Help with cubic functions?

P(x) = x³ + ax² - x + b
Since P(x) is divisible be x – 1, p(1) = 0
Since P(x) is divisible be x + 3, p(–3) = 0
p(1) = (1)³ + a(1)² - (1) + b = 0
1 + a - 1 + b = 0
a + b = 0 Eq. (1)
p(–3) = (–3)³ + a(–3)² – (–3) + b = 0
–27 + 9a + 3 + b = 0
9a + b = 24 Eq. (2)

9a + b = 24 Eq. (2)
a + b = 0 Eq. (1)
----subtract------------------
8a = 24
a = 24/8 = 3

9a + 9b = 0 Eq. (1) x 9
9a + b = 24 Eq. (2)
---subtract------------------
8b = –24
b = –24/8 = –3

(a, b) = (3, –3)

p(x) = x³ + 3x² – x – 3
p(x) = x²(x + 3) – (x + 3)
p(x) = (x + 3)(x² – 1)
p(x) = (x + 3)(x + 1)(x – 1)

Since (x-1) and (x+3) are factors,
So P(x) = x^3 + ax^2 - x + b
can be written as P(x) = (x-1)(x+3)(x+c)
where (x+c) is the third factor.

Noted that each term of the polynomials forming an equation below:
for x^0: b = (-1)(3)(c) = -3c....--------- equation (1)
for x^1: -1 = (-1)(3) + (3)c + (-1)c
...... => -1 = -3 + 2c
...... => c = 1....---------------------------- equation (2)
from equation 1, => b = -3
for x^2: a = (-1) + (3) + c
...........a = 2 + c, ....--------------------- equation (3)
from equation 2, a = 3

So P(x) = x^3 + 3x^2 -x -3

It's pretty simple.Substitute 1 in x, to get a+b=0 or a = -b.Then substitute 3 in x to get, 9a+b+24.Now put a= -b and solve the equation to find b and use that value to get a.Hope you got it.Good luck.

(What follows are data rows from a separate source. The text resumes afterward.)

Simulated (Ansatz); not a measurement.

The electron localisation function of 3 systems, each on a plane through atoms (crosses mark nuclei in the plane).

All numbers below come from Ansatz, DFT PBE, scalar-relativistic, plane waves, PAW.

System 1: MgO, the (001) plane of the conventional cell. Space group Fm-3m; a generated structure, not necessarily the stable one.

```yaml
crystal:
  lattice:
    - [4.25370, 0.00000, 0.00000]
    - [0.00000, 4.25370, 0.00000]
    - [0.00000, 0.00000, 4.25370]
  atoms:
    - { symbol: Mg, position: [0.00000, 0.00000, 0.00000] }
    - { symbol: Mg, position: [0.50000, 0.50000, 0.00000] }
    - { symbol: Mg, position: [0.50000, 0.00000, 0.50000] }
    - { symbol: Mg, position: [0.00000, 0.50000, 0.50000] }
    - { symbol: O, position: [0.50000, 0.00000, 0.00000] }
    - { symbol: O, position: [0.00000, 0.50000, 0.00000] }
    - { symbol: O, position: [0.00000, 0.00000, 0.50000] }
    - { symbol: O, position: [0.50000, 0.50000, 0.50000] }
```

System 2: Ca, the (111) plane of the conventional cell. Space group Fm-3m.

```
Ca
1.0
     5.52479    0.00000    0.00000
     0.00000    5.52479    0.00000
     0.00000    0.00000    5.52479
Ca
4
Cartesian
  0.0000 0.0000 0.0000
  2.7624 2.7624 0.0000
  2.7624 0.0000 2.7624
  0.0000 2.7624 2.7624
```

Since we know that it's divisible by x - 1 an d x + 3, the remainders must be zero. Let's divide through them , see what we get for remainders, then set it to zero and see what happens:

. . . . _x²_+_(a + 1)x_+_a___
x - 1 ) x³ + ax² - x + b
. . . . .x³ - x²
. . . . .----------------
. . . . . . . .(a + 1)x² - x + b
. . . . . . . .(a + 1)x² - (a + 1)x
. . . . . . . .----------------------------
. . . . . . . . . . . . . ax + b
. . . . . . . . . . . . . ax - a
. . . . . . . . . . . . . -----------
. . . . . . . . . . . . . . . . .b + a

So we know that:

b + a = 0

Now, do the same with x + 3 :

. . . . ._x²_+_(a - 3)x_+_(8 - 3a)___
x + 3 ) x³ + ax² - x + b
. . . . . x³ + 3x²
. . . . .----------------
. . . . . . . .(a - 3)x² - x + b
. . . . . . . .(a - 3)x² + 3(a - 3)x
. . . . . . . .----------------------------
. . . . . . . . . . . . . (8 - 3a)x + b
. . . . . . . . . . . . . (8 - 3a)x + 3(8 - 3a)
. . . . . . . . . . . . . -----------
. . . . . . . . . . . . . . . . .b + 9a - 24

Now set that to 0, we get:

b + 9a - 24 = 0
b + 9a = 24

Now we have a system of two equations. solve for a and b:

b + a = 0
b = -a

b + 9a = 24
-a + 9a = 24
8a = 24
a = 3

b = -3

So the function is:

P(x) = x³ + 3x² - x - 3